Re: Mutt guessing wrong encoding for outgoing PDFs?

2002-09-10 Thread Brian Grayson

On Mon, Sep 09, 2002 at 09:42:21AM -0700, Michael Elkins wrote:
 Brian Grayson wrote:
I downloaded 1.4 on Friday just to see, and the same problem
  occurs.  The fundamental problem is once the CTE code sees a
  nonzero value of lobin, it goes into quoted, regardless of
  whether hibin is nonzero.  The following patch does the right
  thing for my testcase here, but I don't know if there's a good
  reason why the lobin/quotable check currently ignores whether
  there are any hibins or not.
  
After a bit of inspection, the file rep.5k has hibins and
  _no_ lobins, and hence goes properly into 8bit encoding.  But
  the file rep1k has a lobin (0x0b at offset 0x340, for example),
  so it short-circuits into quoted-printable.  Try mailing the
  base64-encoded version of that to yourself, and it should
  choose quotable, even in 1.4.
 
 Thanks for the extra info.  I looked into this more closely, and I see
 that there are a couple of factors that come into play into this
 situation.  First, I noticed that your PDF attachment was labeled
 improperly as text/plain.  This is not so bad in itself, but that
 piece of code that checks for which transfer encoding to use assumes
 that it really is text, which is a problem.  Since there was no
 extension to the file, Mutt fell back into making a guess as to whether
 or not the file was of type text/plain or appliation/octet-stream.  Mutt
 guessed text/plain because it saw only a few lobins in the file.
 However, Mutt failed to notice that there were bare CRs in the file when
 choosing the transfer encoding.  The attach patch checks info-binary
 even for the text/plain case.  I just tested this and it correctly chose
 base64 encoding for the file.

  Argggh!  I found out the fundamental problem.  It's not with
the encoding type -- quoted-printable should be fine even in
the presence of 8-bit characters (right?), except we have an Exchange
server as our mail server.  The Exchange mail server is
apparently un-encoding the quoted-printable attachment, and
then re-encoding it buggily.

  I visually verified this by telnet'ing to the SMTP port, and
cut-and-pasting a MIME mail with a quoted-printable attachment.
If I send that mail to \bgrayson, I get different results than
if the mail goes through our Exchange server.  So it appears to
me that Exchange goes into the mail message and mucks around,
and manages to also corrupt some mail while it's in there

  For example, I sent (and received from \bgrayson):
%PDF-1.2=0D%=E2=E3=CF=D3=0D=0A317 0 obj=0D =0D/Linearized 1 =0D/O 319 =0D=/H [ 
728 767 ] =0D/L 363450 =0D/E 62838 =0D/N 100 =0D/T 356991 =0D =0Dend=
obj=0D xref=0D317 16 =  

  When I let Exchange touch it, I end up with:
%PDF-1.2=0D%=E2=E3=CF=D3
317 0 obj=0D =0D/Linearized 1 =0D/O 319 =0D/H [ 728 767 ] =0D/L =
363450 =0D/E 62838 =0D/N 100 =0D/T 356991 =0D =0Dendobj=0D=

  So, for a solution, is there an easy way for me to tell mutt,
Never use quoted-printable because the world unfortunately has
Exchange servers?  Has anyone else seen this problem?
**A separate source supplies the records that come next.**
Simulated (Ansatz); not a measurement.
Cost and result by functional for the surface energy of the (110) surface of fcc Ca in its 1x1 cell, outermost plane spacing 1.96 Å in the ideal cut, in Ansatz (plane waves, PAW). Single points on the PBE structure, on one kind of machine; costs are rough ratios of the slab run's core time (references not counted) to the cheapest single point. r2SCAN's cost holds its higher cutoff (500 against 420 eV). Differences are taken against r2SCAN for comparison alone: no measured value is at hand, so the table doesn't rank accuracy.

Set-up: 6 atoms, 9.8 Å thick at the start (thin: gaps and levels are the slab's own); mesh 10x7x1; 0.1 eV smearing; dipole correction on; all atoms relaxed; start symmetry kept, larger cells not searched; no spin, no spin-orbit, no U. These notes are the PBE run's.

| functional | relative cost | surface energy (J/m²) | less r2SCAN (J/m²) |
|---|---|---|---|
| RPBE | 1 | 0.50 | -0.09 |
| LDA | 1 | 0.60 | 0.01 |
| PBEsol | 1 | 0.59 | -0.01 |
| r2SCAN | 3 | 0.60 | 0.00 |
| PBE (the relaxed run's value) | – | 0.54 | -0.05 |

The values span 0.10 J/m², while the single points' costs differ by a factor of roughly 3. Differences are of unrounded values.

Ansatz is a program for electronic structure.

  Thanks.  And sorry about the wild goose chase -- I didn't
realize until now that quoted-printable should be able to
handle arbitrary binaries without corruption (at least I
_think_ it should be able to do so).

  (Microsoft just lost more respect from me.  Which is amazing,
since I didn't think there was any more to lose!)

  Brian



Re: Mutt guessing wrong encoding for outgoing PDFs?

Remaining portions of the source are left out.